I've been getting a lot of negative e-mail about Al Michaels and Doc Rivers, the ABC announcers for the NBA Finals. Rivers, fired early in the season as the Orlando Magic coach and recently hired to coach the Boston Celtics, has come in for the harshest criticism. One reader called him "Doc (Duhhh) Rivers," and another wrote that he's the worst announcer ever.

I'm surprised by all this because I've been enjoying Rivers. I think he's a sharp analyst with an easy manner and a nice sense of humor. He never plays dumb, an annoying habit of many ex-jock announcers, who will claim not to know anything about other sports when the subject comes up, for example. Rivers happily discussed the Stanley Cup playoffs with Michaels when they were mentioned in promos, and he's talked football with the "Monday Night Football" announcer too.

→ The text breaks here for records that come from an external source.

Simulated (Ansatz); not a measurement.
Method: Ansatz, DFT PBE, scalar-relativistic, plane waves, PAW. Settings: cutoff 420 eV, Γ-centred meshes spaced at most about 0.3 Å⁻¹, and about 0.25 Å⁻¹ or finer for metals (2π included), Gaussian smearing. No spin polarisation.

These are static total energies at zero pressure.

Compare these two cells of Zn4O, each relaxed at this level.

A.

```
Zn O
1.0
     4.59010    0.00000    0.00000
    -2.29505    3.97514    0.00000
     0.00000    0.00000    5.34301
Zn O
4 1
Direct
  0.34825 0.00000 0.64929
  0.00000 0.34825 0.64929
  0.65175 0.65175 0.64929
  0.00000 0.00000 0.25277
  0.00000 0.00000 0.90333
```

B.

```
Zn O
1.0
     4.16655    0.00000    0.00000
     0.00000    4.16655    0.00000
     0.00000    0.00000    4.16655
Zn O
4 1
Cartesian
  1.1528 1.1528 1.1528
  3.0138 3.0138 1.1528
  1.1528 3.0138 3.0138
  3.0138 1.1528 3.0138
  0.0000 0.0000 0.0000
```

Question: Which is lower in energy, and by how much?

During the Pistons-Nets series, I got a note from a regular reader in Indianapolis asking if I'd detected "more excitement about Detroit's accomplishments than Indiana's" on the part of Rivers and his ESPN partner for that series, Brad Nessler. Early in the Finals, I got a note about Rivers from a fan rooting for the Pistons who asked, "Is he on the Lakers' payroll?"

Wait, I thought he was a Pistons fan. It seems that Rivers has something that, if you have a rooting interest, makes him sound like he's pulling for the other team. I'm guessing that thing is objectivity. I'll miss Rivers as a TV analyst when he goes back to coaching next year.

Michaels, on the other hand, hasn't impressed me. He's one of the all-time great announcers, and I think he's still excellent doing football. But in these playoffs he's sounded adrift and out of his element. I suspect that's nothing more than proof that even for the great ones, it's a tall order to parachute into a sport at playoff time and expect to be engaging and entertaining night after night.